I'm using Python to sanitize my logs from invalid UTF8 characters before
COPYing them into postgres. I came across this one sequence that seems to
be valid UTF8 (in the extended range I believe).

It goes through both pythons encoding as well as iconv without an error and
is valid as far as my understanding of UTF8 goes so I am assuming it is a
bug.

Test case:

create table t (v varchar);
insert into t values (E'\xed\xbc\xad');

In bash you can do:

echo -e "\xed\xbc\xad" | iconv -f UTF-8 ; echo $?

to validate it

Thanks,
Mike

#2Tom Lane
tgl@sss.pgh.pa.us
In reply to: Mike Lewis (#1)
Re: BUG #5532: Valid UTF8 sequence errors as invalid

"Michael Lewis" <mikelikespie@gmail.com> writes:

I'm using Python to sanitize my logs from invalid UTF8 characters before
COPYing them into postgres. I came across this one sequence that seems to
be valid UTF8 (in the extended range I believe).

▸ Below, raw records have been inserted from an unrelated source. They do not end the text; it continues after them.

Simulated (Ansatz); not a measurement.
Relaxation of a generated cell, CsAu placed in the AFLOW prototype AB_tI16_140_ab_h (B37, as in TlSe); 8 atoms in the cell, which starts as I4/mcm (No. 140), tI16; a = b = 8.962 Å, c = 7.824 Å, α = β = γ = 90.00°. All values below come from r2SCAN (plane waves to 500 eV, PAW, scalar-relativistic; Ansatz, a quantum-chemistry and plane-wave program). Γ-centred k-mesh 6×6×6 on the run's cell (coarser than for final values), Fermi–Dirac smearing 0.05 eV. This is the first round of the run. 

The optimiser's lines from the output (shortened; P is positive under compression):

It is not valid.  See http://tools.ietf.org/html/rfc3629 --- a sequence
beginning with ED must have a second byte in the range 80-9F to be
legal, and this doesn't.  The example you give would decode as U+DF2D,
ie part of a surrogate pair, which is specifically disallowed in UTF8
--- you're supposed to code the original character directly, not via a
surrogate pair.  The primary reason for this rule is that otherwise
there are multiple ways to encode the same character, which can be a
security hazard.

It goes through both pythons encoding as well as iconv without an error

You should file bugs against those tools.

regards, tom lane

#3Mike Lewis
mikelikespie@gmail.com
In reply to: Tom Lane (#2)
Re: BUG #5532: Valid UTF8 sequence errors as invalid
It is not valid.  See http://tools.ietf.org/html/rfc3629 --- a sequence
beginning with ED must have a second byte in the range 80-9F to be
legal, and this doesn't.  The example you give would decode as U+DF2D,
ie part of a surrogate pair, which is specifically disallowed in UTF8
--- you're supposed to code the original character directly, not via a
surrogate pair.  The primary reason for this rule is that otherwise
there are multiple ways to encode the same character, which can be a
security hazard.

Thanks for the explanation. Unicode has always given me a hard time.

You should file bugs against those tools.

I certainly will. I apologize for filing the bug against postgres (I

suppose the "voting" method of figuring out which piece software is the
buggy one has failed me).

I've run into a fair amount of unicode errors when trying to copy in log
files. Would you recommend using bytea or another data type instead of text
or varchar... or at least copying to a staging table with bytea's and
filtering out invalid rows when moving it to the main table?

#4Tom Lane
tgl@sss.pgh.pa.us
In reply to: Mike Lewis (#3)
Re: BUG #5532: Valid UTF8 sequence errors as invalid

Mike Lewis <mikelikespie@gmail.com> writes:

I've run into a fair amount of unicode errors when trying to copy in log
files. Would you recommend using bytea or another data type instead of text
or varchar... or at least copying to a staging table with bytea's and
filtering out invalid rows when moving it to the main table?

My guess is that you're working with data that was originally
represented in UTF16, and you've used a tool that doesn't really know
what it's doing to convert to UTF8. A correct conversion has to reunite
surrogate pairs into wider-than-16-bit Unicode characters and then
encode those as single UTF8 sequences. Dunno if you can easily identify
the culprit, but fixing that conversion is the long-term solution.

(BTW, I should think that iconv or some related tool would have a
solution for fixing this miscoding; it's not an uncommon problem.)

regards, tom lane

#5Dimitri Fontaine
dimitri@2ndQuadrant.fr
In reply to: Tom Lane (#4)
Re: BUG #5532: Valid UTF8 sequence errors as invalid

Tom Lane <tgl@sss.pgh.pa.us> writes:

(BTW, I should think that iconv or some related tool would have a
solution for fixing this miscoding; it's not an uncommon problem.)

I guess recode is handling that.

http://recode.progiciels-bpi.ca/manual/Universal.html#Universal

Regards,
--
dim